PDA

View Full Version : Astronomy, astrophysics question



cjolley
8th August 2006, 07:41
This is an article about a new way to calculate astronomic distances that may change the accepted Hubble Constant by 15%.

http://www.cnn.com/2006/TECH/space/08/08/universe.age/index.html

This is what struck me:


...
Scientists now estimate the universe to be about 13.7 billion years old (a figure that has seemed firm since 2003, based on measurements of radiation leftover from the Big Bang) and about 156 billion light-years wide.

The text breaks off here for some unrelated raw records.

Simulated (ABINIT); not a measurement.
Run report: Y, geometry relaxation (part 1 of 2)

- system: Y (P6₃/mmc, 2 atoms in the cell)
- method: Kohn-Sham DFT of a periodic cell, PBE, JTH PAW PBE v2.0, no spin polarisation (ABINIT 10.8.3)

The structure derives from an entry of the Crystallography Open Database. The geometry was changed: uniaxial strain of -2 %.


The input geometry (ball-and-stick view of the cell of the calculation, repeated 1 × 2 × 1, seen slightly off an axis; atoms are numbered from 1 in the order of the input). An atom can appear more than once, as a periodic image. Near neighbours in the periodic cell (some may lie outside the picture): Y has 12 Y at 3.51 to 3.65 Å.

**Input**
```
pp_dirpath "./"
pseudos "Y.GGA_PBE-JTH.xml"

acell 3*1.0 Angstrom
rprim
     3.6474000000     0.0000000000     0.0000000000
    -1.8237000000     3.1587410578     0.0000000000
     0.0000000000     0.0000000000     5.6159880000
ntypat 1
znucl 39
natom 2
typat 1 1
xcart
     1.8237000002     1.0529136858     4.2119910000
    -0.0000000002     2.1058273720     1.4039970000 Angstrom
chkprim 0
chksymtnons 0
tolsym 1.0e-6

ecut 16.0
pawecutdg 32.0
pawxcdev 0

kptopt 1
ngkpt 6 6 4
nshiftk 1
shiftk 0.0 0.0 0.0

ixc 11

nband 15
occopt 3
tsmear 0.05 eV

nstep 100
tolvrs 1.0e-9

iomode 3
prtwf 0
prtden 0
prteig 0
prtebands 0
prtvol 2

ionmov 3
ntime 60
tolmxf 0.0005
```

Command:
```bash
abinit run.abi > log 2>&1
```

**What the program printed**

The new finding implies that the universe is instead about 15.8 billion years old and about 180 billion light-years wide.

...




How could the universe be ~15 billion years old, but ~150 billion light years wide?
Doesn't that imply that the average rate of expansion is an order of magnitude greater than the speed of light?

Admittedly my detailed astrophysics knowledge dates from 1975, but on the face of it this sounds impossible.
Anyone know what gives?

Nowhere
8th August 2006, 18:07
Yes, the rate of expansion "is" (somehow...) order of magnitude greater than the speed of light. No, this doesn't violate Einstein's physics. Simply because the space itself expands.

KRSESQ
8th August 2006, 20:06
According to current theory, the universe reached 90% of its current size before Einstein kicked in, in just the first few hundred thousand years of its existence.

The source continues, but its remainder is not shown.